Wednesday, June 14, 2017

Draft Accountability Regulation: Standards and Indicators

| Post By Susan Perkins Weston |

The Kentucky Board of Education recently held its first reading of a new accountability system regulation, and this post summarizes how that draft addresses two of the questions I’ve been using to summarize accountability issues. I’ll address the goal and rating questions in my next post, and I’ll cover plans for identifying and supporting schools with performance weaknesses in a post after that.

For more background, take a look at this quick summary of Every Student Succeeds Act (ESSA) and Kentucky’s Senate Bill 1 (SB 1) or at the full regulation draft included in the June 7 KBE agenda (scroll down to item XXI).

1. What should our rising generation know and be able to do?
Kentucky’s academic standards are established in another regulation, and SB 1 calls for each subject to be reviewed on a six-year cycle for “possible revision or replacement to ensure alignment with postsecondary readiness standards necessary for global competitiveness and with state career and technical education standards,” using a process of public input, subject-area committees, legislative committee attention, and KBE final decisions. Accordingly, the draft accountability regulation does not need to address standards.

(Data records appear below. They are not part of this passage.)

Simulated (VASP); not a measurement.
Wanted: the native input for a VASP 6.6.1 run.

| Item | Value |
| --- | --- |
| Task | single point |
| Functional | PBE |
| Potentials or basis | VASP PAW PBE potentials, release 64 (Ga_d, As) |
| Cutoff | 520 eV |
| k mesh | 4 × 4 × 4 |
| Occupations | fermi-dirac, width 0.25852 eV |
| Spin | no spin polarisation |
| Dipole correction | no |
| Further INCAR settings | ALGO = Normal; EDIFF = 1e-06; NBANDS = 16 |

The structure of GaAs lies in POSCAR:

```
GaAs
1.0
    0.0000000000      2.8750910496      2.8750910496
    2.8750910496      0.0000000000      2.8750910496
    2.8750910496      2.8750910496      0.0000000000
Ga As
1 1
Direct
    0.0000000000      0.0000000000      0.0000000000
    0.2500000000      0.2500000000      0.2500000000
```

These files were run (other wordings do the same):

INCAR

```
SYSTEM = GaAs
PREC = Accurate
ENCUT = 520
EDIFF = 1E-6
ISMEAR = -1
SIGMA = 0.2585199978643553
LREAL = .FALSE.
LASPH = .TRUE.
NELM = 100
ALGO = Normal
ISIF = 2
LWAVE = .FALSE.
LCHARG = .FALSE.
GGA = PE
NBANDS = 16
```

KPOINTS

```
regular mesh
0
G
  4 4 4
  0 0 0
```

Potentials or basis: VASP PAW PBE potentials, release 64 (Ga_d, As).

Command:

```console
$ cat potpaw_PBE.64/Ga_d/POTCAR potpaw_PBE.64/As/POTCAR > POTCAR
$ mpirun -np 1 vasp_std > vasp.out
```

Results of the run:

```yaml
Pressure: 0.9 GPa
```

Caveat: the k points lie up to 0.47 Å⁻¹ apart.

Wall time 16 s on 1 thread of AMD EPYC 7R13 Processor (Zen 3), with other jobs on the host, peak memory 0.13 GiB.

2. What indicators can we use to track our progress toward those desired results?
For elementary and middle schools, the draft regulation calls for indicators that include:
  • Proficiency on state assessments, with partial credit for apprentice results extra credit for distinguished work, and extra credit for proficient or distinguished work on assessments for higher grade levels
  • Achievement gap closure on state assessments, looking at income, race, disability status, English learner status, and a “consolidated group” based on race, disability status, and English learner status
  • Growth, using state reading and math assessments to check whether individual students move to higher performance levels from one year to the next and also checking English learners’ progress toward English proficiency
  • Opportunity and access, including chronic absenteeism, gifted and talented services, rich curriculum (arts, health and physical education, science, and social studies), and access to counselors, nurses, and librarians. For middle schools, career exploration will also be part of the curriculum data.
For high schools, the draft calls for indicators that include:
  • Proficiency
  • Achievement gap closure
  • Growth, checking English learners’ progress toward English proficiency
  • Opportunity and access, including chronic absenteeism, graduation rate, advanced coursework, rich curriculum (global competency/world language, career and technical), and access to nurses, librarians, and career counselors
  • Transition readiness, shown by earning a diploma, demonstrating essential skills, and showing either academic readiness (college entrance exam, AP, IB, dual credit) or technical readiness (industry certification, KOSSA, dual credit) or military readiness (ASVAB)
One more element:
  • A local measure will be chosen by districts and charter schools and included in district and charter ratings. (The Kentucky Department of Education’s June 12, 2017 PowerPoint http://education.ky.gov/comm/Documents/CTP%206-17%20Accountability%20System2.pdf includes a small modification, calling for the local measure to included as a part of the Opportunity and Access indicator rather than being a separate indicator in the overall design.

For ESSA approval, four-year graduation rates must be used as a measure, with five-year rates and other extended periods allowed as optional additions. Kentucky’s ESSA plan will need to include the four-year approach.

For ESSA approval, indicators must be reported and used “for all students and separately for each subgroup of students.” The one exception is the English proficiency measure, which can be used without disaggregation. In recent discussions, Department leaders have noted that it may not be possible to break out access to nurses, librarians, and counselors that way. Data that cannot be disaggregated by student groups will not be used in accountability ratings, but could still be included in other reporting.